When it comes to building and maintaining media relationships, credibility counts more than anything else. Once you signal a willingness to sacrifice that, media immediately sense the weakness and it permeates their perception of your organization, its management, products and brands.
Unfortunately, when credibility is compromised you don’t get a mulligan. That’s why corporate communications, marketing and public relations professionals owe it to the organizations they represent to give their communications processes the thought and scrutiny they truly deserve.
And yet, the overarching philosophy that best shapes the content and tonality of daily communications is often missing in action.
To Be In The News, You Have to Have News
Too many organizations let the enthusiasm of marketing trump the discipline of news gathering. What results is a disconnect between the ‘big picture’ communications strategies that best serve an organization and those that are dutifully implemented on a day-to-day basis. Capable brand managers, account executives and supervisors execute the immediate need for the release that must go out before noon, but few can say why it matters. They’re delivering what their boss requested.
Confident companies that understand the value of media relations and the currency their credibility represents will refrain from communications that fail to offer a significant newsworthy development. Struggling ‘underdogs’ and sometimes overzealous enterprises fail to appreciate that the quality of their content –not the frequency of outreach– matters most. By taking such risks promoting marginal news they jeopardize future media interest.
Why do so many firms take chances with news releases of little merit? They’re enamored with the upside potential (any media coverage) without weighing the downside risk (alienating 99.9% of print and broadcast news outlets). Many believe that if they throw enough lines in the water, someone’s going to bite. They haven’t learned the one constant of media relations:
Marginal info increased frequency = negative results.
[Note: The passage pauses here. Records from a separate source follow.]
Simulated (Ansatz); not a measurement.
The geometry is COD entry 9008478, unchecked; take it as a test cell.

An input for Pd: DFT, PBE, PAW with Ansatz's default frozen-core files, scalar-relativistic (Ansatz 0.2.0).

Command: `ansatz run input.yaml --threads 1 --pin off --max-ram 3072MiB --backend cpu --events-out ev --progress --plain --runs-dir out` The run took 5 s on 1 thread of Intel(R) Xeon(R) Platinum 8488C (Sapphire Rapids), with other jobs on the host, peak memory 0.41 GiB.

With that prelude, the proper consideration should be given to every form of external communication if it’s intended to reach the media. Every conversation, email and news release is an opportunity to strengthen or weaken media relationships. They should never be done hastily. Here are some guidelines that should help maximize your opportunities:
How to Write News Releases You Won’t Regret
Communicate news; not what your client, your boss or the CEO wants you to say. Some companies decide news releases are necessary not because they have anything new to share, but because their competition garnered prime coverage in the evening news and they feel compelled or pressured to make a splash. If there is ever a doubt about the newsworthiness of a story, restraint is always best.
Respect reporters’ time and get to the point. That means you say it once. And you say it correctly the first time. The way to do that is to be as concise as possible and as thorough as necessary.
Inverted pyramid style works because it is inherently logical. Don’t fight it.
Anticipate all of the logical questions and answer them. If a reporter calls for information that’s missing from the press release then you dropped the ball.
Explain what has changed; why it’s news; why it’s news now; and identify exactly who is impacted by that news.
Your release is supposed to create an impression and lead to a conclusion. Once you’ve gotten there, stop. Don’t wander elsewhere.
Is your release logical and lucid? If not, start over. It’s not enough to have all the correct elements in the correct sequence; and, it’s not enough to be plausible. It has to be right.
Quotes Should Be the Sail, Not the Anchor
Nothing challenges and calibrates a PR staffer’s editorial skills as comprehensively as the use of quotes. When used well they can carry the message and even become the story. Regretfully, too many careless writers string together too many words that say remarkably little.
Some releases, occasionally, must acknowledge internal ‘political’ considerations and accommodate egos. If you must include an obligatory quote attributed to a senior executive, make sure that quote matters.
Companies look bad when people in positions of authority offer comments that appear superfluous. Embarrass those people often enough and you may discover some of their capabilities up close and personal.
Quotes are enormously important. But so is clarity and brevity. If you cannot create something insightful within those parameters, kill it.
Resist the knee-jerk, self-congratulatory quotes to placate those above your pay grade. Boil down the quote to the essential and you will have produced a valid statement rather than white noise.
- Kill the clichés and industry jargon.
- Long-winded boilerplate is useless. Keep it to a few sentences, and include a web address if anyone needs additional information.
- Read it aloud and don’t send it anywhere until it’s been proofed by a second set of eyes belonging to someone who knows how to spell.
- When appropriate, include the links to audio, video, photos, graphics and online supplements. Text alone is a one-dimensional response to a multi-dimensional need. The release is supposed to make the reporters’ job easier. Don’t make them hunt.
- Smart reporters will always call for ‘fresh’ quotes that are not available to everyone. Make sure you have at least two knowledgeable people listed as contacts and provide cell phone numbers to ensure accessibility 24/7.
Demonstrate an ability to deliver consistent quality news and you’ll have separated yourself from the majority engaged in excess.